The bodies of Gilad Shaar, Naftali Fraenkel, and Eyal Yifrah, three Israeli settlers, who went missing on June 12th, were found in the West Bank village of Halhoul. The names, ages and pictures of these three Israeli youth quickly circulated all over Western news and social media. We knew what they looked like, who their families were and whether they were good in school or not. Before their bodies were found, the hashtag #BringBackOurBoys was launched as a social media campaign to raise awareness about their kidnapping, mirroring a similar initiative launched earlier this year called “Bring Back Our Girls,” which aimed to increase global awareness of the 230 schoolgirls kidnapped by Boko Haram in Nigeria. Times Square even put up a billboard to call for the safe return of the boys. After their bodies were found, the Times Square billboard changed to mourn the Israeli teens; it read: “we join the families and all of Israel in mourning the tragic loss of these innocent boys.”
Although Hamas denied allegations that they kidnapped and killed the three Israeli settlers, Israel used the kidnappings as a pretext to not only incarcerate 800 Palestinians without charge or trial and raid nearly 1,300 residential, commercial and public buildings in the Occupied West Bank, but to also bomb the Gaza Strip. The attacks on the Gaza Strip, through what is referred to as Operation Protective Edge, killed almost 2,000 people, one-third of whom were children, injured almost 10,000 people, nearly destroyed the infrastructure of a civilized life in Gaza, and displaced close to 500,000 Palestinians since the beginning of the operation on July 8, 2014.
Israel’s indiscriminate bombings and mass killings of whole families reflects its cruel and genocidal tactics. This offensive, however, is not an isolated incident. The barbaric nature of the State is reflective of the broader Zionist settler-colonial project, through its siege on Gaza, confiscation of land, demolition of homes, restriction of movement, and arbitrary imprisonment of Palestinians. Israel has simultaneously constructed itself as part of the ambiguous “West,” alongside the United States and Europe, where colonialism, racism, and imprisonment are inherent to the establishment of the State. Israel defends its policies by painting itself as the “only democracy in the Middle East,” placing itself as exceptional. Western media assists in constructing Israel as a sovereign (read: civilized) state and Palestinians as stateless (read: uncivilized), which allows Israel to justify its actions as “self-defense” while denouncing Palestinian acts of resistance as “terrorism.” Because of these constructions, Western media values Israeli lives over Palestinian lives. The consistent support of the United States for Israel, through both military aid and intelligence and increased censorship of Palestinian voices in the media, has established whose lives may be marked as lives and whose deaths will count as deaths.

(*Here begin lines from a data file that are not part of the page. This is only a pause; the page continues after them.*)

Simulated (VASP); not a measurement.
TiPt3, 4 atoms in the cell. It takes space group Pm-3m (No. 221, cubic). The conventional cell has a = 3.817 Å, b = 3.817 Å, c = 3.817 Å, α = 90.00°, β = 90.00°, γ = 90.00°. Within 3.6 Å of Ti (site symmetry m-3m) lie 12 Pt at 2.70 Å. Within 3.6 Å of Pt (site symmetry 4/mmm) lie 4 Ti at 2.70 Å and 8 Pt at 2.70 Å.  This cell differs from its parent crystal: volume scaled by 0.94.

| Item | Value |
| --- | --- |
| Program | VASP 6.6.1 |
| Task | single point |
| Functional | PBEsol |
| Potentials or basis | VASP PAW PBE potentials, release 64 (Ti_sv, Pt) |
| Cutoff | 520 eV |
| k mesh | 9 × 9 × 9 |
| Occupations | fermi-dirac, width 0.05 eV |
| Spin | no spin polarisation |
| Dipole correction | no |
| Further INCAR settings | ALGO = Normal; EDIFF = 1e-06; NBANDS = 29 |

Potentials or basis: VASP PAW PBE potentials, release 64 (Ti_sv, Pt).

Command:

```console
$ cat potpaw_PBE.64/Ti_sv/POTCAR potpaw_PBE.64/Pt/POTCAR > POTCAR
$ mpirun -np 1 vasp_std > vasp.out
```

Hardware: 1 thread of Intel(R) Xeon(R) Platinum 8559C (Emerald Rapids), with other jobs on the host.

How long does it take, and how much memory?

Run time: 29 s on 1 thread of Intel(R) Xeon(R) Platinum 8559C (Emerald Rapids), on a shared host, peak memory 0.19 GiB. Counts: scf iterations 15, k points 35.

We see this in the coverage of the current crisis in Gaza today. Palestinians are portrayed through the media as nothing more than a death toll—a number that is increasing daily. On social media, graphic images of their corpses circulate, reducing Palestinians to burned and mutilated bodies. We don’t know anything about them. Who are they? What is their family history? What were their hobbies? Did they like school? We begin to associate Palestinian bodies with death and disposability. Not only are Palestinian bodies dehumanized, but they are also cast off as unreal. Because Palestinian lives are not constituted as lives, according to Western bias, it is impossible to mourn their deaths. Their lives are not livable and their deaths are not grievable. If Palestinian lives are not seen as lives, then are their deaths even considered real deaths? In her book, Precarious Life, Judith Butler eloquently notes “if violence is done against those who are unreal, then, from the perspective of violence, it fails to injure or negate those lives since those lives are already negated.
Websites such as Humanize Palestine seek to challenge these portrayals of Palestinian dehumanization, created by Western news sources and social media. When a photo is attached to a name, the person no longer becomes just a number. They are essentially revived, and their faces are engrained in our collective memory permanently. Including a person’s full name to photos and information about the town they are from is significant. It is a way to celebrate Palestinian history, culture and humanity in the face of oppression.
In learning details about their lives, and not just their deaths, we see daily acts of Palestinian resistance: the aspiring lawyer, the baker, the painter, the mother of five are all celebrated as their beautiful existence sustains the Palestinian fight for freedom and justice. We connect our common interests and our shared dreams in a way that would have otherwise been impossible. For example, Anas Yousef Qandil, a 17 years old boy who was killed on Saturday July 12, 2014 by an Israeli airstrike in Jabaliya, was awaiting anxiously his final grades from Ahmad al-Shugayri high school to celebrate and had plans to study Education at Gaza’s Islamic University. Anas and I shared a passion for education and aspired to be educators. The sad reality is that his dreams were stripped away from him at such a young age. Humanize Palestine allows us to grieve their deaths and celebrate their lives, by making their lives real to the viewer. By sharing their stories, Palestinians are able to speak for themselves and share themselves with the world- each life commemorated contributing to the ongoing Palestinian resistance movement.